Andy Burnham has said Labour MPs are privately urging him to challenge Keir Starmer to become prime minister but any such move would have to be “more than a personality contest”.
In an intervention likely to increase speculation that he is seeking a return to Westminster, Burnham accused Downing Street of creating a “climate of fear” and spreading “alienation and demoralisation” among MPs.
Speaking to the Daily Telegraph before the Labour conference this weekend, the Greater Manchester mayor said that while he was not “plotting to get back” the leadership was “for other people in Westminster to make a decision about”.
It came a day after a separate interview with the New Statesman where Burnham said wholesale change was needed to see off an existential threat to the party.
The former New Labour minister and ex-MP for Leigh has made a series of high-profile interventions this week that have been interpreted as an indication that he is mulling a challenge to Starmer in what would be his third run at the Labour leadership.

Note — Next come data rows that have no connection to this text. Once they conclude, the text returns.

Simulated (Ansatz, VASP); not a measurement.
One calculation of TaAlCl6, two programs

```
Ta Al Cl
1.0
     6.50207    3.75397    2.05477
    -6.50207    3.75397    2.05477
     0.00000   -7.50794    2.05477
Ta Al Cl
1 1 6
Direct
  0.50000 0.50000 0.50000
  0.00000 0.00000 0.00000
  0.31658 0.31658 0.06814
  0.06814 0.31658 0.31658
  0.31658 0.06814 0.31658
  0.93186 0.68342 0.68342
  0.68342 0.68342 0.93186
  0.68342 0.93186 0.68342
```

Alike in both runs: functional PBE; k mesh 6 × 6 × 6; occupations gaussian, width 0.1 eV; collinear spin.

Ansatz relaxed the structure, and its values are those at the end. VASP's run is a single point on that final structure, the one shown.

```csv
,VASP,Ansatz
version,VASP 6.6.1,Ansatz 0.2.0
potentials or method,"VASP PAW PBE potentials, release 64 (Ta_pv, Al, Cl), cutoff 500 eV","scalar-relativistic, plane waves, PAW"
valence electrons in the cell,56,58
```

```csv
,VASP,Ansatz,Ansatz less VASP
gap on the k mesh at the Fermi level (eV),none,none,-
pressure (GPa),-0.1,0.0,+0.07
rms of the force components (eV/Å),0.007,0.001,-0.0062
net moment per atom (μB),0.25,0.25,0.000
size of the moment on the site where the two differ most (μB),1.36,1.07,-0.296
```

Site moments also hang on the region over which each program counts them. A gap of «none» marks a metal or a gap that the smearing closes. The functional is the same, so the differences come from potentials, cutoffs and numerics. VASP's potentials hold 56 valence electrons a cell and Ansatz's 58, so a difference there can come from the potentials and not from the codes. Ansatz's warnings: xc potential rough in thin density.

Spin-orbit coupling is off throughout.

Speaking to BBC Radio Manchester on Thursday morning, Burnham said he had told Labour MPs backing him that any leadership race has “got to be about more than a personality contest … it’s got to be about a plan for the country”.
He said he would not “speak in code”, “toe the line” or “be quiet” about issues important to Greater Manchester and would “speak directly”. He declined to explicitly say whether he would launch a leadership bid if he gained enough backing from MPs, saying he was “not in the business of answering hypotheticals”.
He dismissed suggestions that his interventions were a disservice to Labour or distracting him from his job in Manchester, saying he had been working with ministers “behind the scenes” on the Hillsborough law.
Asked about Burnham’s remarks on Thursday morning, Steve Reed, the housing secretary, said Starmer had got used to people “taking potshots” at him during opposition before he “picked this party up off the floor and led us to a record-breaking election victory”.
Speaking to Sky News, Reed added that Burnham was doing a good job as mayor and was entitled to his view. Reed also pointed out that Burnham had committed to serving a full term as mayor of Greater Manchester, lasting until May 2028.
Asked by the Telegraph if MPs had urged him to run for the Labour leadership, Burnham said: “People have contacted me throughout the summer, yeah. I’m not going to say to you that that hasn’t happened but, as I say, it’s more a decision for those people than it is for me.”
He confirmed he still harboured the ambition to become prime minister, saying: “I stood twice to be leader of the Labour party. And I think that tells you, doesn’t it?”
He set out his thoughts on how to “turn the country around”, including with higher council tax on some homes in southern England and a 50p top rate of income tax.
He said there was a “huge underpayment of tax that should now be corrected” on homes in London and the south-east because the rates were based on property valuations from 1991.
He also called for more public control of housing, energy, water and rail, backed proportional representation and signalled a willingness to work with the Liberal Democrats and Jeremy Corbyn.
And in an interview with the Guardian, Burnham – who is one of three children – threw his weight behind calls to scrap the two-child benefit limit, calling it an abhorrent policy which represents the “worst of Westminster”.
Burnham said this week that returning to “the old way of doing things in Westminster with minimal change” was an unattractive prospect and that “the threat we’re facing is increasingly an existential one”.
Asked whether he could rule out a leadership challenge against Starmer before the May local elections, Burnham said: “Life seems to be changing, and I don’t know what is the will of people in Westminster … I am at the prime minister’s disposal to help.”
Starmer has had a bruising few weeks in which two high-profile government departures and a sustained lag behind Reform UK in the polls prompted questions about his leadership.
But Burnham would face several obstacles were he to decide to mount a challenge. He would have to resign as mayor of Greater Manchester before contesting and winning a parliamentary byelection for a Commons seat.
He has thrown his weight behind the former Commons leader Lucy Powell in the race to become deputy leader after Angela Rayner’s resignation over her tax affairs.
On Wednesday, Bridget Phillipson, the education secretary, rejected claims she was No 10’s choice, suggesting instead she had been the victim of sexist briefings.
Asked whether she would welcome Burnham into the Commons as a potential leadership rival to the prime minister, she told BBC Radio 5 Live: “Well, there isn’t a vacancy, so I’m not sure which job he’d be applying for. He’s got a big job on his hands there in Manchester.”